WATTS (MIRAMAR) PENINSULA – IT’S WELLINGTON’S


Published in the Dominion Post 4 April 2019


Press reports around eight years ago announced that a swathe of Defence and Corrections land on Watts Peninsula were surplus to Government requirements.  Speculation focussed on it being handed to the Wellington City Council to own or to manage, probably as a reserve. At one point there was a memorandum of understanding signed. Good news.

Then there was a silence until December 2016 when it was announced the Government was assigning the land to LINZ to dispose. Not so good. Recent news suggests that some of it be sold for housing.

The land is a truly prominent feature of Wellington and its possible uses and impacts are huge. It is far too important to be disposed of piecemeal.

The first requirement is surely to keep it intact under one owner with Wellington’s best interests at heart, at least until there is a wide consensus on its utilisation. The original plan of assigning it to the WCC is optimal. Foremost, overall and long-term ownership and governance needs to be clear.

Then a comprehensive plan for its development follows. Parts may be kept as natural reserve, where ecological values warrant this. Parts with heritage value need to be preserved as such. Parts may indeed be available for housing, and other parts for recreation.

The plan should incorporate related activities, such as the Miramar predator-free project and, if there is a common boundary and with notions of a gondola, the development of Shelly Bay. Trade-offs may be needed but when implementation commences, we would know it is right for Wellington.

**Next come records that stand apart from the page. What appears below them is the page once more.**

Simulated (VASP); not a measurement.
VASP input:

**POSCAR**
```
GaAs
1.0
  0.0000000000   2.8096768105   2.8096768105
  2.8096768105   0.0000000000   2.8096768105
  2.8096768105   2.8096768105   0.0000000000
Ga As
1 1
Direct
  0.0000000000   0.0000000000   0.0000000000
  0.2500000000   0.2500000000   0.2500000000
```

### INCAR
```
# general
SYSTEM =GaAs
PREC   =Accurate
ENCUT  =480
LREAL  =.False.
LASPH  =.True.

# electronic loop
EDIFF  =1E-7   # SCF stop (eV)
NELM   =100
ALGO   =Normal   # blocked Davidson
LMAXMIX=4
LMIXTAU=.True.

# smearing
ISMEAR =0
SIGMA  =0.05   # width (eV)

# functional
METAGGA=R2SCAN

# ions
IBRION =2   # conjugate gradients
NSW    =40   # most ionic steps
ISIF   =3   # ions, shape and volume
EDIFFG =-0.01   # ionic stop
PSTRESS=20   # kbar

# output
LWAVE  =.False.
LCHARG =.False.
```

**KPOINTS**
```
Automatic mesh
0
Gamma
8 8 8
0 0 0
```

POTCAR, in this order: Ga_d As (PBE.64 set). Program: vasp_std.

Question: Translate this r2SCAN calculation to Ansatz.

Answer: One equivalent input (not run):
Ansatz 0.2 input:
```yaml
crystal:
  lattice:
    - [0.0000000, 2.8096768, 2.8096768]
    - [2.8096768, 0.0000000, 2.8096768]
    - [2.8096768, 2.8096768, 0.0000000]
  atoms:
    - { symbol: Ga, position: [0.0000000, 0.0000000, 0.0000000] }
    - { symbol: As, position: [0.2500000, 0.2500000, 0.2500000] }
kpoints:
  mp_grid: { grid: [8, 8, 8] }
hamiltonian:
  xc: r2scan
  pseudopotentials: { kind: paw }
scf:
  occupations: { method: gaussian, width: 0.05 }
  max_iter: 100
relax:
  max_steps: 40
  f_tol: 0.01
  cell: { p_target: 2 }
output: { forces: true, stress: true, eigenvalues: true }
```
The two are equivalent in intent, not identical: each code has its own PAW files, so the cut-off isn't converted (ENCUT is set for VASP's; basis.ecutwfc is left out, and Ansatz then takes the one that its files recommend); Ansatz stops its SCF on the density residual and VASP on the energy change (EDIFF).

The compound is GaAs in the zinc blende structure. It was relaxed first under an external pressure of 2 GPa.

As for the scope of usages, let’s extend this. Somewhere on this vast space there is room for a sculpture park. The merits are numerous. Foremost, a sculpture park is not exclusive, but suits a multipurpose parkland. Widely spaced sculptures permit plantings, walking and cycling tracks, picnics, frisbee throwing and all sorts of shared space activities, and add intriguing backdrops for these.  

Further, such parks are strong tourist attractions. The Economist journal writes that sculpture parks are the “hot new British summer destination…combining culture with fresh air.” But all over the developed world, sculpture parks are recording rapidly expanding visitor numbers. The Yorkshire Sculpture Park, which promotes itself as Art Without Walls, attracts over 500,000 visitors a year. Plenty of Wellingtonians visit Auckland to see the stunning sculpture parks there. Part of a Wellington park could be kept for an annual temporary sculpture event, to rival Auckland’s Sculpture on the Gulf.

Additionally, sculpture parks in cities are symbolic of their ambition for cultural leadership - think Chicago’s Millennium Park, with its silver bean sculpture (Anish Kapoor’s Cloud Gate) and other pieces. Wellington is already strong in outdoor sculpture, and it is a strength worth building on, to expand Wellington’s cultural capital aspirations.

There are many models to choose from. Commissioning top sculptors would provide a high profile but also incur a high cost. A successful sculpture park near Auckland has the artists provide the sculptures and each is for sale.

Whichever approach is adopted, funding should not be a road block. Earlier WCC plans allocated to Watts Peninsula $2.5 million from a Bequest, and a sculpture park would fit with that. The Wellington Sculpture Trust, with its record of commissioning and fund-raising, would surely engage. 

Related is land art, where an unused piece of land, often a discontinued quarry, is landscaped to produce a large-scale art work. Many of these are stunningly attractive, incorporating terracing, moulded land shapes, water and other features. Watts Peninsula permits Wellington to take a creative lead with a major work of land art.

Can the powers that be please give Watts Peninsula and public art there an enhanced priority. Could Wellington’s MPs do more to help the Council get a sensible resolution from central government.



Neil Plimmer MNZM has an Absolutely Positive Wellingtonian award and is former Chair of the Wellington Sculpture Trust.